Cavil was employed as a waiter at the Odessa Saltgrass Steak House on July 14 when, he claimed, a customer who ran up a $109 bill refused to give him a tip. Instead, the customer circled his name on the receipt and wrote “We don’t tip terrorist” at the top. Cavil is half black and half white and was, he said, named for a military buddy of his father’s who was killed in an accident.

According to the Washington Post, Cavil said the incident “left him speechless and ‘sick to my stomach.’ The next day he posted an image of the note on Facebook, where it has since been shared 19,000 times and garnered nearly 8,000 comments, most of which were positive.”

“I share this because I want people to understand that this racism, and this hatred still exists,” Cavil wrote. “Although, this is nothing new, it is still something that will test your faith.”

Because Cavil’s accusations fit the mainstream media’s narrative of racism in America, they received widespread media coverage. Besides the Post, other outlets credulously reporting the initial story included Newsweek, HuffPost, McClatchy, and even Fox News.

The coverage prompted Saltgrass Steak House COO Terry Turney to issue a statement: “We stand by and support our employee. Racism of any form is unacceptable and we have banned this customer from returning to our establishment.”

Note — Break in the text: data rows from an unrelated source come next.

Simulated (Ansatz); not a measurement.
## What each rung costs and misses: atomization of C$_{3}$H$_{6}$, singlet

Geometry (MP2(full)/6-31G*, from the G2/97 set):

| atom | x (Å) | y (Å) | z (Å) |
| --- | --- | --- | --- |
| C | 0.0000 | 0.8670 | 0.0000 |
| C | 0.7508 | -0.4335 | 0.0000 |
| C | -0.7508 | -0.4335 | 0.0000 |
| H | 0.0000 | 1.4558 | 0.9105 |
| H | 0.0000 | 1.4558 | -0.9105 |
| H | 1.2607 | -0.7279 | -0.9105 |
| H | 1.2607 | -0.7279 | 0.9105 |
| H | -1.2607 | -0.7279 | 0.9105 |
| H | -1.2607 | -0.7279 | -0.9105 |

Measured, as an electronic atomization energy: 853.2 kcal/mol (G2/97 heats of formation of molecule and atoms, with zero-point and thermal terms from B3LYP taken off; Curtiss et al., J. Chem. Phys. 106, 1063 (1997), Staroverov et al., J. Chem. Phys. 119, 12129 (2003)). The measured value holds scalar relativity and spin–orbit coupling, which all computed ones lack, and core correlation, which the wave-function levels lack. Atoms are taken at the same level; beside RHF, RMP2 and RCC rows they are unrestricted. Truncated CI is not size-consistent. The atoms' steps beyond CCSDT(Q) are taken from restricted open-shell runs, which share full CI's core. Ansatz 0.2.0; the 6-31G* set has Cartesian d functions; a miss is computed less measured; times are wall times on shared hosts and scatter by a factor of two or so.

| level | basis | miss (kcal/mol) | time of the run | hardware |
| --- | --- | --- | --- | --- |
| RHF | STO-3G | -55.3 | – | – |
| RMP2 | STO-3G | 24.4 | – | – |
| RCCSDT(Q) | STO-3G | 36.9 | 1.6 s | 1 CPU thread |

Cavil’s plight even induced some people to send him money — about $1,000, Cavil told the American. Expressing his gratitude in a follow-up post, Cavil, a professing Christian who wants to pursue a theology degree at Dallas Baptist University, said, “I want to make it very clear that this was never about the tip nor the money. It was about shedding a light on racism and sharing the love of Jesus. It was about igniting conversations because I believe real change happens when we start talking about the issue and acknowledging it’s there.”

Within a week, however, the jig was up. The restaurant apparently had delved more deeply into Cavil’s tale and had come to the conclusion that it was a fraud. On Monday, Turney issued another statement: “After further investigation, we have learned that our employee fabricated the entire story. The customer has been contacted and invited back to our restaurant to dine on us. Racism of any form is intolerable, and we will always act swiftly should it occur in any of our establishments. Falsely accusing someone of racism is equaling [sic] disturbing.”

Saltgrass officials aren’t saying how they determined that Cavil’s story was false, but they have confirmed that he is no longer in their employ.

Cavil told the American he confessed to the lie on Sunday, saying it was “the first step into making it right.”

“I did write [the note]” Cavil said. “I don’t have an explanation. I made a mistake. There is no excuse for what I did.”

Cavil said all donations are being returned and apologized for his actions. “I’m sorry,” he said. “I deeply made a huge, big mistake. And I’m in the process of getting the help that I need.”

Cavil’s story is just the latest in a long line of phony accusations of racism in recent years, many of them garnering attention far beyond that which they deserved and, in some cases, harming innocent people in the process.

Such hoaxes also have the unfortunate effect of numbing people to genuine injustices, as former waiter Dekwann Wynn explained in an interview with Odessa’s KOSA. “It’s like the boy who cried wolf,” Wynn said. “When stuff like this actually happens out here, it’s hard for people to take it seriously when you’ve got things out here like this.”